The Customs and Transportation Committee for AmCham meets this morning at 9 a.m. in their office on Ulitsa Yakubovicha.


Tickets are still available for local KHL team SKA St. Petersburg’s showdown with Siberian club Metallurg Novokuznetsk tonight at 7:30 p.m. in the Ice Palace outside the Prospekt Bolshevikov metro station. Tickets can be purchased on the team’s website, at the arena box office or in their merchandise store on Nevsky Prospekt.
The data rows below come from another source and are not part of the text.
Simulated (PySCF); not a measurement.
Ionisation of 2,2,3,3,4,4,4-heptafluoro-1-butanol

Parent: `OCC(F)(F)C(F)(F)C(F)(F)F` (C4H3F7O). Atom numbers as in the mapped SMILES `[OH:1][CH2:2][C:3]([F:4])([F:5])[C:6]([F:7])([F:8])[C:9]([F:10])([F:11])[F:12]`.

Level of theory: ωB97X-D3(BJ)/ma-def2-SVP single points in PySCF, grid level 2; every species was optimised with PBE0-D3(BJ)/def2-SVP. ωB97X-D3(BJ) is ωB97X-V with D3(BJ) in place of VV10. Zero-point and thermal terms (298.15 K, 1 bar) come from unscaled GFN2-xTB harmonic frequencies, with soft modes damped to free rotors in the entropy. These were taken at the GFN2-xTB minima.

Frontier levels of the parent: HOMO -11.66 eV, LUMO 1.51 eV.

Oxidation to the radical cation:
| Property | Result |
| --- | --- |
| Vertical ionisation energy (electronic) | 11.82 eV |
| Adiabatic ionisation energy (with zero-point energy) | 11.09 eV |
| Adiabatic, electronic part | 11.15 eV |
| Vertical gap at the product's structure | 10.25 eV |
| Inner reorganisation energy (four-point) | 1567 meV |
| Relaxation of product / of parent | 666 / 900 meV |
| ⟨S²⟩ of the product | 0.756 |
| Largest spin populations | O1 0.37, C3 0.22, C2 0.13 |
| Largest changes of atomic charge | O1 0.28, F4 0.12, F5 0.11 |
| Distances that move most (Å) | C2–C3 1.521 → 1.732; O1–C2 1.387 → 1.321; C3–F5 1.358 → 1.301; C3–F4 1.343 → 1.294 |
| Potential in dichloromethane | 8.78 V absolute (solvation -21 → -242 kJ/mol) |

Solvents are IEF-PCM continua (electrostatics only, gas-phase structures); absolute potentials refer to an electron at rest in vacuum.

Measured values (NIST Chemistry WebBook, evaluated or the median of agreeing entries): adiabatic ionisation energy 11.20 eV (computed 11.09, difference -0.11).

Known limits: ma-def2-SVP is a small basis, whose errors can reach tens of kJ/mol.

Celebrate one of Russian literature’s most tragic figures during Blok Days, a two-day celebration of the 134th anniversary of the poet’s birthday. The tragic tenor’s work, which led to writer Maxim Gorky to hail him as Russia’s greatest living poet before his death in 1921, will be recited and meetings and discussions about his contributions to the Silver Age of literature in St. Petersburg will be discussed in the confines of his former residence.



Friday, Nov. 28


Join table game aficionados at the British Book Center’s Board Game Evening. Held every Friday at 5 p.m., aficionados and amateurs alike can come take part in a variety of different games that test one’s intellect and cunning.



Saturday, Nov. 29


Cats, dogs, birds, rodents and reptiles are just some of the things that will walk and crawl at Lenexpo convention center this weekend as part of Zooshow, a two-day exhibition featuring not only man’s best friends but a four-legged fashion show, as well as a food fair that will help pet owners find out more about which kibbles are best for their hungry pets.



Sunday, Nov. 30


Remember the 75th anniversary of the beginning of the Russo-Finnish war in 1939 during today’s reenactment titled “Winter War: How it Was.” More than 200 people will take part in recreating the opening salvoes of the battle for the north in Kamenka, a small village situated between Vyborg and St. Petersburg, using authentic equipment and vintage vehicles from the era. The faux battle begins at 2 p.m.



Monday, Dec. 1


Serbia filmmaker Emir Kusturica is the featured guest this evening at the Lensovet Palace of Culture the Petrograd Side. Fans of the director will get the chance to watch his movie “Black Cat, White Cat,” as well as ask questions about his award-winning filmography. Tickets for the event, which starts at 7 p.m., start at 2,000 rubles ($42.50).



Tuesday, Dec. 2


Today is the final day of “Takoy Festival,” a three-week program of plays based on the works of Dostoevsky, Remarque and other famed European writers, whose work is transcribed for theatrical performances. Tonight’s festival finale is “Fathers and Sons,” a two-act drama staged by the Novosibirsk Academic Drama Theater based on Turgenev’s classic about familial relations.